Wednesday, March 26, 2008

Statistical Data Management in MATLAB

In the Apr-08-2007 posting, Getting Data Into MATLAB Using textread, basic use of the textread function was explained, and I alluded to code which I used to load the variables names. The name-handling code was not included in that post, and reader Andy asked about it. The code in question appears below, and an explanation follows (apologies for the Web formatting).


% Specify filename
InFilename = 'C:\Data\LA47INTIME.tab';

% Import data from disk
A = textread(InFilename,'','headerlines',1, ...
'delimiter','\t','emptyvalue',NaN,'whitespace','.');

% Establish number of observations ('n') and variables ('m')
[n m] = size(A);

% Note: Load the headers separately because some software
% writes out stupid periods for missing values!!!

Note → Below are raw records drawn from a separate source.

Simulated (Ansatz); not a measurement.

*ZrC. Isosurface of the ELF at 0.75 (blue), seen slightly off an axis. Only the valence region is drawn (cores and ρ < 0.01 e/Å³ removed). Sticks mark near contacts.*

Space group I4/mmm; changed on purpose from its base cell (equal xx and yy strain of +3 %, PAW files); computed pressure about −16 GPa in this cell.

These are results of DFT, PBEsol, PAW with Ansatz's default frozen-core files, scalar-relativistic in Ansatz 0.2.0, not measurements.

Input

% Import headers from disk
FileID = fopen(InFilename); % Open data file
VarLabel = textscan(FileID,'%s',m); % Read column labels
VarLabel = VarLabel{1}; % Extract cell array
fclose(FileID); % Close data file

% Assign variable names
for i = 1:m % Loop over all variables
% Shave off leading and trailing double-quotes
VarLabel{i} = VarLabel{i}(2:end-1);

% Assign index to variable name
eval([VarLabel{i} ' = ' int2str(i) ';']);
end


After the user specifies the data file to be loaded, data is stored in array 'A', whose size is stored in 'n' and 'm'.

Next, the file is re-opened to read in the variable names. Variable names are stored two ways: the actual text names are stored in a cell array, 'VarLabel', and 1 new MATLAB variable is created as an index for each column.

To illustrate, consider a file containing 4 columns of data, "Name", "Sex", "Age" and "Height". The variable 'VarLabel' would contain those 4 names as entries. Assuming that one stores lists of columns as vectors of column indices, then labeling is easy: VarLabel(3) is "Age". This is especially useful when generating series of graphs which need appropriate labels.

Also, four new variables will be created, which index the array 'A'. They are 'Name' (which has a value of 1), 'Sex' (value: 2), 'Age' (3) and 'Height' (4). They make indexing into the main data array easy. The column of ages is: A(:,Age)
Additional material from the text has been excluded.